Carving off material - when I do a carve, 90% of them the spindle ends up trying to carve in an area off of the material. It’s as if the machine doesnt know its position and is carving where the material doesn’t sit.

breaking bits - I have been trying to carve a large piece of acrylic. Before doing that I am testing with some smaller 12x12 cast acrylic material. I’ve now broken 3 bits, each time the bit snaps almost as soon as it starts to carve. Here are the details of the config I have for this particular project

I am using a 1/16” O flute carving a logo onto a 1/2” piece of cast acrylic. Doing about 1/8” tot depth for the carve.

Feed rate: 180 in/min
Plunge rate: 25 in/min
Depth per pass .05”
DeWalt set on speed 1

I’ve also tried a feed rate of 60 with the same results.

I really want to get into this a hobby, but this is becoming quite frustrating. Hoping someone might be able to help.

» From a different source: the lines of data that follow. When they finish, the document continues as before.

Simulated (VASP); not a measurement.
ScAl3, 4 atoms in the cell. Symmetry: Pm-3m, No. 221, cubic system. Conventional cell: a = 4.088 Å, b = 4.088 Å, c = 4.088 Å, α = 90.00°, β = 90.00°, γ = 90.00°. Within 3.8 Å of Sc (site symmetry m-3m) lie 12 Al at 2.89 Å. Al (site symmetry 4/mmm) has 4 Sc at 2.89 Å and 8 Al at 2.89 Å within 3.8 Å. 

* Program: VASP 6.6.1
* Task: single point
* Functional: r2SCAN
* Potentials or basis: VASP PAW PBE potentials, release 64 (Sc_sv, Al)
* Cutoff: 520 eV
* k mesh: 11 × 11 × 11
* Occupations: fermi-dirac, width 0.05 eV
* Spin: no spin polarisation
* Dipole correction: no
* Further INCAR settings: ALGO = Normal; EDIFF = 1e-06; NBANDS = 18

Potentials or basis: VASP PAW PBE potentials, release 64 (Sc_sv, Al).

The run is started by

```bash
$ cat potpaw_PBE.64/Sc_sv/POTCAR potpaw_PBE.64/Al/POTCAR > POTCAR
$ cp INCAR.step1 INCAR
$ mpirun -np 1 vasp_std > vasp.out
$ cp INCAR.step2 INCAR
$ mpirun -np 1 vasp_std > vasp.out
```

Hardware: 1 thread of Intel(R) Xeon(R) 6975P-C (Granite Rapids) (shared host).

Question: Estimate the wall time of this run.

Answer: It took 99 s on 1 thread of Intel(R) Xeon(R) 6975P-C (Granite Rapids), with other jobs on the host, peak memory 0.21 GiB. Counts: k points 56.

First, I would practice on something easier to cut, like wood. I’d try a V bit instead of a 1/16” bit. If you haven’t done the set up and set the size of your work area through computer set up, I’d do that. You can change the GRBL settings for your particular situation. For now I’d back off the plunge rate to about 10 or 12 inch/min. Once you get the hang of it, then you can play with other materials and it won’t be so frustrating. There is a learning curve and I think you’ll be more successful with easier resources at the beginning. If you have home switches I’d use them. Make sure that you zero out the bit. The piece of paper adjustment works pretty well if you don’t have a Z probe. I’d make sure the material size is the correct size for your project too, but keep the first projects within the cutting area of your particular machine before you try to venture into more complicated setups with tiling.

Hey Martin

Thank you for the reply!

The reason I was using 1/16 is because there is some fine detail in the logo that requires a bit smaller of a bit. Would a V bit all for that?

I have done some other carves on wood and still experience the same inconsistency with the machine.

You mention zeroing out the bit. Do you have any more information on how to go about doing that?

Lastly - the acrylic I’m cutting isn’t a tiling project. I have been practicing on smaller pieces like 12”x12” and 1/2” thick. The machine is just doing “phantom” cuts, where it starts to carve in areas where the material doesn’t exist (like 2-3” offset from the material)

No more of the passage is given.